CloudShare customers experienced a performance degradation on Wednesday April 4, 2012. The issue affected customers who resumed their environments starting at 3:50 AM PST. Since the issue was triggered by a software hot-fix, we have initiated a roll-back at 4:58 AM PST, and at 6:05 AM the mitigation measures returned the server to full capacity.
The performance degradation was triggered by a software hot-fix which went wrong. A couple of high priority bugs which were introduced in our latest application release at 4/1/2012 were identified, tested and fixed. The fixes were activated on our production servers using CloudShare continuous deployment system which updates our backend servers without the need of a downtime. Deployment tests identified that the backend servers log files are not being updated, and we decided to initiate a roll-back, however the automatic roll-back failed. The log files issue was resolved and we successfully completed the post deployment tests. About an hour and a half later our monitoring system indicated slow performance of our backend servers and we noticed that environments are slow to resume. Since we couldn't identify the root cause we have decided to manually roll back the fixes we deployed earlier.

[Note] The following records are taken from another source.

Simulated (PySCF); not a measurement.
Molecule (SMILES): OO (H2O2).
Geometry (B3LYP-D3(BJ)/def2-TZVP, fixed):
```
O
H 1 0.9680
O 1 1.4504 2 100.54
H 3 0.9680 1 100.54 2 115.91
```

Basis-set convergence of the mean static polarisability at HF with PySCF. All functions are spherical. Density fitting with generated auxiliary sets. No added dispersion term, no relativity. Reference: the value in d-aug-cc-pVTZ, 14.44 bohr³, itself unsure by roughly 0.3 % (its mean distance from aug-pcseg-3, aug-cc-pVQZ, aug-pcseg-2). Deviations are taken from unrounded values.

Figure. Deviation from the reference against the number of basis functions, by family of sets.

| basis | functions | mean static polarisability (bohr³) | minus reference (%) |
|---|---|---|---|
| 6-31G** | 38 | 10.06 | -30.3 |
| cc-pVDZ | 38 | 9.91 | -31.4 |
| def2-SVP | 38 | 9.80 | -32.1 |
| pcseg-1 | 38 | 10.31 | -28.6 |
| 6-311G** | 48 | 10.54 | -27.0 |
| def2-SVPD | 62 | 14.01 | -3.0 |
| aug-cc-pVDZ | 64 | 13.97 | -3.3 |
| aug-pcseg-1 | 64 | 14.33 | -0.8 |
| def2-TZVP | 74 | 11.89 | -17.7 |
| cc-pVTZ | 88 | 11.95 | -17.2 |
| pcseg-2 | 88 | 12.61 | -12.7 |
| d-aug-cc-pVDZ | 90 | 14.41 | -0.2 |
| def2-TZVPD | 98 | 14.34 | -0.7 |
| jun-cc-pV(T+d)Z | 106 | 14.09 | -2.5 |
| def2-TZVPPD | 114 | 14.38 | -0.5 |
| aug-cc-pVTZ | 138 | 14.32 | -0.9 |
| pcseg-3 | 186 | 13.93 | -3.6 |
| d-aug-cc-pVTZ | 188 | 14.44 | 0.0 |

Actions & Root Cause Analysis
The initial automatic deployment procedure completed with no errors and downtime. The failed attempt to roll back the hot-fix due to the missing log files, was caused by a database caching issue. The performance issues which started a couple of hours later were in essence a result of the roll-back which failed. Once we have manually rolled-back the hot-fix our backend servers stabilized and standard performance was resumed.
- Roll-back bug was fixed
- We have added test cases for automatic deployments and roll-backs
- Hot-fixes were deployed successfully on Sunday 4/8
- 00:45 AM: hot-fix deployment started
- 01:13 AM: automatic deployment completed
- 01:27 AM: an issue was identified where backend server log files were updated
- 01:44 AM: initiated software roll-back
- 01:46 AM: software roll-back failed
- 01:52 AM: log file issue identified and fixed. Hot-fix deployment testing started
- 02:26 AM: production tests were completed successfully
- 03:50 AM: performance alerts received
- 03:57 AM: engineers started troubleshooting the issue
- 04:20 AM: a configuration issue identified and fixed, but performance was not improved
- 04:56 AM: initiating manual software roll-back to previous version
- 05:20 AM: server stabilizes, There is a large queue of pending jobs
- 06:08 AM: last pending job was completed
We sincerely apologize for any impact and disruption you may have experienced, and thank you for taking the time to read this report.
We are committed to implement the lessons learnt from this incident, and to take all the necessary steps to ensure such incident will not reoccur.